In your own private cloud, there are a number of ways to work with virtual machines. Amazon's cloud uses Xen for its virtualization infrastructure, but in your own cloud, you are free to use Xen or KVM or Virtualbox, or whatever else you want. Lacking an EC2 console, administering and working with VMs in your cloud will require you to choose your own admin tools. There's always the command line, of course; you can launch a KVM or Xen machine without a GUI, but there's also a nice graphical program called virt-manager that I'm rather fond of; literally the 'Virtual Machine Manager' (see Figure 1). Using this tool, you get a bird's eye view of running virtual machines, including live performance graphs for network, CPU, and disk usage. The Virtual Machine Manager also makes it easy to communicate with other hosts running virtual machines; that would be your private cloud. It gets better; virt-manager works with both KVM and Xen, two common virtualization frameworks.
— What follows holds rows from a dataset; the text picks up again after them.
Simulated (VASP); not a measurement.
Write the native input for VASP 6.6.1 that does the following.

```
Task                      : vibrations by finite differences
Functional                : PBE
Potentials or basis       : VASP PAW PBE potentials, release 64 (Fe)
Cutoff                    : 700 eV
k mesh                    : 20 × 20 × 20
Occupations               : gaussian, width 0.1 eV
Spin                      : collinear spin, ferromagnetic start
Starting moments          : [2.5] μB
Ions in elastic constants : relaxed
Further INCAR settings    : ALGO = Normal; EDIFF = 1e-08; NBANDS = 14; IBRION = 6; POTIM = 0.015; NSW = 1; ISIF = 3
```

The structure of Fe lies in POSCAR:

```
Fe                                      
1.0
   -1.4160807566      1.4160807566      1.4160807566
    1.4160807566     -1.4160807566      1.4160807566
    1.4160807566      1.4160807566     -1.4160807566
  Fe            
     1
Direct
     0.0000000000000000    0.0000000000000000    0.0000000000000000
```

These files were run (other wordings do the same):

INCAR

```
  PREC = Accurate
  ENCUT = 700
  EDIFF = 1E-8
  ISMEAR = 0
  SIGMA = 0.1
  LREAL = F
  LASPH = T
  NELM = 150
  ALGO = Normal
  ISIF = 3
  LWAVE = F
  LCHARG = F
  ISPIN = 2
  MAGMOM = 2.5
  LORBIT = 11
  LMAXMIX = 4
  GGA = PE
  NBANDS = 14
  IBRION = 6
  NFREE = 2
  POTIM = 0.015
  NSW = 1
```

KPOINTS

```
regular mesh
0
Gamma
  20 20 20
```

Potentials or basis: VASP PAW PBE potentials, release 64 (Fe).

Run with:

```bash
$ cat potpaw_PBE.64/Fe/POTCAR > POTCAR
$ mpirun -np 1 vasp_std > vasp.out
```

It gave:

Figure 1 : Once connected Virt-Manager shows you all configured machines whether they are running or not.
The virt-manager application displays information about each machine, its run state, number of processors (VCPUs), memory usage, and CPU usage. It also lets you adjust the resources for a given virtual machine, adding processors, memory, or even extra storage. There are tools for cloning VMs, creating new VMs, and communicating with VMs using a full graphical console; point and click. The latter is done using a built-in VNC client.
Most distributions have virt-manager in their repositories, but they sometimes tend to run well behind the version available directly from the Website itself (long term support distributions are particularly problematic that way). I don't find myself suggesting this often in 2011, but I highly recommend that you get the source and compile the latest version yourself. It's all Python code so perhaps compile isn't quite the right word but while you're there, make sure you also download the latest 'virtinst' code and prep that as well; virt-manager relies on it.
When you run virt-manager for the first time (see Figure 2, from a different machine), you'll find yourself looking at a rather sparse window, especially if you have no VMs currently running on the host system.
Figure 2 : The virt-manager application at start. No connection and no virtual machines.
When Virt-Manager starts, it will look to the host system, the 'real' hardware on which the virtual machines are running. Depending on the setup, the machine may be disconnected, at which point you will right click on the 'localhost' machine, and select Connect. Once this is done, you should then see all the virtual machines running on the system as shown in Figure 1).
What's particularly cool here is that you can run the Virtual Machine Manager on one machine, then monitor and with hypervisors on other machines. Click File on the menu bar then select Add Connection. You'll be asked to provide the remote hostname and authentication information for an SSH connection (see figure 3). You can also decide whether you want the remote monitor to connect automatically.
Figure 3 : On virt-manager instance can be used to connect to and monitor multiple hosts.
Click to highlight a machine (in any state), then click the Details button below and you can get more detailed information on the machine. The details window has two tabs, one labeled Overview and one labeled as Hardware. The overview window includes basic machine information, including a detailed graph of the CPU usage and memory use over time. There are also some basic configuration details such as the disk UUID and the machine's name.
Click the Hardware tab and you'll find out about your virtual iron, including configured network cards, disks, CPUs, configured memory, and so on (see Figure 4). Some of the settings, memory, for instance, can be changed, but the machine must be in a stopped state for these changes to be made.
Figure 4 : A running machine and the hardware details.
You can also add additional virtual hardware to the machines by clicking the Add button below the left hand sidebar. For instance, if you needed to add disk storage after the fact, you could create and add a disk image file and attach to that.